More than one year ago, the faculty in Southern Studies at Mercer University submitted a Challenge Grant to the National Endowment of the Humanities for $500,000 that would help create a $2 million endowment for a Center of Southern Studies. As with most grant applications, we felt good about our narrative but never imagined we would receive the grant in our first application. In early December 2014, we received word that we had indeed won the award. The university is in fundraising mode to raise the matching money, which occurs over a five year period.

Last August, I submitted a manuscript to a university press for possible publication. After some delays, in January they announced that the press was ready to send the manuscript to outside readers. The book examines how religious leaders in Richmond, Virginia, navigated the 1950s and the prompts for changes in the the segregated city. Richmond was full of priests and prophets who nudged white churches to embrace the changing social landscape as well as those who urged believers to remain steadfast in the cultural segregation. The prompts to change might have meant that the spectacles of the Civil Rights Movement in the 1960s could have been avoided, but they also show why those public moments were necessary. There is no easy narrative to explain how white congregations engaged the CRM.

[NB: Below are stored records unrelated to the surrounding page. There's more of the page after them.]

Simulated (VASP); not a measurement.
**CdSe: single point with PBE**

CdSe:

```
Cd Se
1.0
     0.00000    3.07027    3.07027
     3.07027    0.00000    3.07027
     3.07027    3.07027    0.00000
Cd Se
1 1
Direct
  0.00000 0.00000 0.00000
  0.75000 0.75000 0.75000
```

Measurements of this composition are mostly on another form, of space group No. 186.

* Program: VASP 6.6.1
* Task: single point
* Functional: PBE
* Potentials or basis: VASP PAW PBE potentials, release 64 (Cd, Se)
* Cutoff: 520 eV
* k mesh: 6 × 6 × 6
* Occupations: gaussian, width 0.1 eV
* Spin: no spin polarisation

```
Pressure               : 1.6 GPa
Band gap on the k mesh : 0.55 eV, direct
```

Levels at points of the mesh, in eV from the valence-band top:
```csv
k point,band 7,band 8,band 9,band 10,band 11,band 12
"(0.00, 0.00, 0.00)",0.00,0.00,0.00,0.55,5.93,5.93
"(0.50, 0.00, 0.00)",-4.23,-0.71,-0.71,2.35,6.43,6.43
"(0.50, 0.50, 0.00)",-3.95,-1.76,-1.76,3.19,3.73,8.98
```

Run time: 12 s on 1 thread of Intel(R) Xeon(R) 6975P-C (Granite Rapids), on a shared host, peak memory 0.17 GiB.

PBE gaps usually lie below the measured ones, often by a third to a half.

In February, a film crew with C-SPAN American History TV taped a lecture for the American survey course I taught this past semester on the Bible in American History. Since I cannot watch myself on television, I am uncomfortable sharing this. The problem for me is that the segment on the Bible and Slavery (under the title Religion and Slavery) is available online. The crew filmed a bridge lecture between the way slaveowners interpreted the Bible in light of slavery and how the enslaved interpreted those same scriptures. The writing of the lecture was satisfying even as the presence of the film crew was disconcerting. The crew, however, was wonder and the students did a fantastic job.

As editor of the Journal of Southern Religion, I also spent the past year moving the journal to a new dynamic server with a dedicated url (jsreligion.org) and worked to create a rolling release system. The journal will post content as it becomes available over the course of the volume year. JSR looks forward to producing book reviews within the calendar year of the book’s publication. In the future the journal is also exploring the use of dynamic content within articles to heighten the reader’s experience. All of these things are new and exciting for the journal.

In a year when so many good things are happening, it is sometimes difficult to stop and share the news. I suppose that I wonder whether folks would really care. Or I worry that folks will think I am pandering to my ego. At the end of the academic year, however, I thought it would be a good idea to share how my intellectual world has expanded and the ways that I am engaged in the profession.